The miner's 64%-owner Barrick Gold (TSX:ABX) announced on Wednesday it had confirmed the plan first announced in October 2017, where Tanzania gets a US$300 million payment, 16% free carry and a 50% share of economic benefits (which includes the free carry).
The $300 million offer came as a shock for Acacia and the old Barrick management, after chairman John Thornton met with Tanzanian president John Magufuli and made the deal.
Tanzania had previously asked for $190 billion in unpaid taxes and penalties, based on the farcical theory Acacia had been exporting hundreds of thousands of ounces of gold more than it had declared.
In March 2017, the government seized 277 concentrate containers and claimed they held 546,746 ounces of gold in concentrate when Acacia had only declared 38,800oz.
Barrick also said Acacia would establish a local operating company.
New Barrick CEO Mark Bristow said the confirmation of the October 2017 arrangement was progress.
"Significant amounts of real value have been destroyed by this dispute and, in Barrick`s view, this proposal will allow the business to focus on rebuilding its mining operations in partnership with their respective stakeholders, and most importantly long-suffering investors, including Barrick," he said.

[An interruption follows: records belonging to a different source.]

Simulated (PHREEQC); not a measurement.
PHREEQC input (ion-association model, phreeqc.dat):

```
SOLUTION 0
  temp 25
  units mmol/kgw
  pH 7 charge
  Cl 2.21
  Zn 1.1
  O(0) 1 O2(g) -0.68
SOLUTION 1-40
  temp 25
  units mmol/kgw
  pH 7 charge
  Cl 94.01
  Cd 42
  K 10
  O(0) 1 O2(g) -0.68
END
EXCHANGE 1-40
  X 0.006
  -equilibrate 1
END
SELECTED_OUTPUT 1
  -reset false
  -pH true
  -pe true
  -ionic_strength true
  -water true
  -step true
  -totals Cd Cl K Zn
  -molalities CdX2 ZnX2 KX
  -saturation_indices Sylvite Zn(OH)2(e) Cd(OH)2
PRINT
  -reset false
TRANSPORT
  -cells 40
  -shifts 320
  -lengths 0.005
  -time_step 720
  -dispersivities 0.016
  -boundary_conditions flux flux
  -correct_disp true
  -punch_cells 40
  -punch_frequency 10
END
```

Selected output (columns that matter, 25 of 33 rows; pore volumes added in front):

Barrick says it is not in control of Acacia and so the proposal will now go to the miner's board for approval.
There have been reports Bristow is interested in bringing Acacia back into Barrick.
Acacia has been operating with an interim CEO since late 2017, and interim chairman since August 2018.
It stopped mining at Bulyanhulu and Buzwagi after the export ban, just processing tailings and stockpiles, respectively.
The miner's share price increased 6% in London on the news to £2.40 (US$3.13) per share.
Acacia's market capitalisation is half what it was before the concentrate ban came in.
Jefferies analyst Alan Spence said an Acacia shareholder vote could take place in the September quarter, after being signed off by the board and the UK listing authority.
"Assuming a successful shareholder vote and the lifting of the concentrate export ban, Acacia could fairly quickly monetise the $240 million worth of concentrate stockpiles," he said.